Repost: Using Poetry to Connect to the Work of HRD this Winter

3 January 2023

As Board Members of the Academy of Human Resource Development (AHRD), we take turns writing posts for the monthly newsletter, the AHRD Digest. This past month it was my turn, and I decided to write about poetry’s connection to HRD. I thought I would repost it on my personal website because it overlaps with what I write here.

Since it was published, a few people have reached out to me and two people have shared Marge Piercy’s poem “To be of use” which may be of interest. One of the people who shared that with me is my former professor Neal Chalofsky, author of Meaningful Workplaces: Reframing How and Where We Work, who uses it when he teaches his course on meaningful work.

Here’s the post:

Many of us spend our days in organizations, classrooms, and offices working on adaptive organizational challenges, designing learning experiences, and reflecting on multifaceted research questions. Our work as HRD scholars and practitioners is a life we’ve chosen out of our desire to lead the field and contribute to collective human flourishing. 

I’ve been reading a lot of poetry over the last twelve months, which has helped me connect to the work we do in HRD. I also recently enjoyed the HRD Masterclass Podcast on HRD and Spirituality in Season 3. In our field, we work with real people in real organizations who have real struggles and real questions. Our colleagues, clients, and students face real pain and real joy. To support people in organizations, we shouldn’t limit ourselves to superficiality and hyper-intellectualism. Part of our work must be to engage, authentically and humbly, with the spectra of human experience. Reading poetry is a great place to start. It’s also a way to rejuvenate after overwork and exhaustion.

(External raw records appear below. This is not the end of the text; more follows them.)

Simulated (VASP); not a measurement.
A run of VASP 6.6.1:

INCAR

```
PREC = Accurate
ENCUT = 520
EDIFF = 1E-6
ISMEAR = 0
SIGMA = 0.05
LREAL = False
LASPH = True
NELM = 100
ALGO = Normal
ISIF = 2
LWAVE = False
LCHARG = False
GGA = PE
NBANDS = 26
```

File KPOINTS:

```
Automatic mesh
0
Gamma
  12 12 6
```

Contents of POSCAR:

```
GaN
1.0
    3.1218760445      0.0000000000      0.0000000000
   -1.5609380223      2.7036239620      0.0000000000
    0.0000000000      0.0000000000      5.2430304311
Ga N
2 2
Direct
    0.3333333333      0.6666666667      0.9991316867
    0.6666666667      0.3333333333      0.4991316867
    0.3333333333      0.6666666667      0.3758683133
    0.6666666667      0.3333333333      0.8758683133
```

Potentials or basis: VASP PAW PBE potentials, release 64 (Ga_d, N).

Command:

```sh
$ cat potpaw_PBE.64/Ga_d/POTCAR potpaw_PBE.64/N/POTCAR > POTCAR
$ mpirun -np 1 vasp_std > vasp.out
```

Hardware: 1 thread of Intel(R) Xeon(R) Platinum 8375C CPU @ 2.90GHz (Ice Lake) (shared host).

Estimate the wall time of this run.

For those of us in academia, the calendar is punctuated with flustered semester endings, which lead into stretches of recovery and reflection. Rest is vital for us to continue to do the work we find meaningful. This focus on rest can be found in most of the world’s religious traditions and in recent secular writing like Rest by Alex Soojung-Kim Pang. Read along as Wendell Berry writes about rest and work in the poem “Sabbaths”:

Whatever is foreseen in joy
Must be lived out from day to day.
Vision held open in the dark
By our ten thousand days of work.
Harvest will fill the barn; for that
The hand must ache, the face must sweat.

And yet no leaf or grain is filled
By work of ours; the field is tilled
And left to grace. That we may reap,
Great work is done while we’re asleep

When we work well, a Sabbath mood
Rests on our day, and finds it good.

Much meaning can be made from this poem. Think about your work in HRD scholarship and practice. What words, lines, or phrases stick with you? What emotions does it evoke? Read it again if you’d like. Jot down a few ideas if you find it useful. 

Poetry has much to offer HRD as a field, even though most of us likely wouldn’t find the two explicitly connected. Some of the poets I’ve been reading recently are Mary Oliver, Audre Lorde, David Whyte, and Rainer Maria Rilke. I’ve also been reading the poetry collection Leading from within: Poetry that sustains the courage to lead compiled by Sam M. Intrator and Megan Scribner. The Poetry Foundation also has many poems searchable by poet, topic, and title.

My hope for all of us this winter is to take time in solitude and rest to reflect on all that is meaningful to us in our lives and in our work. And if you’re stuck, try reading (or writing) a few poems. Onward.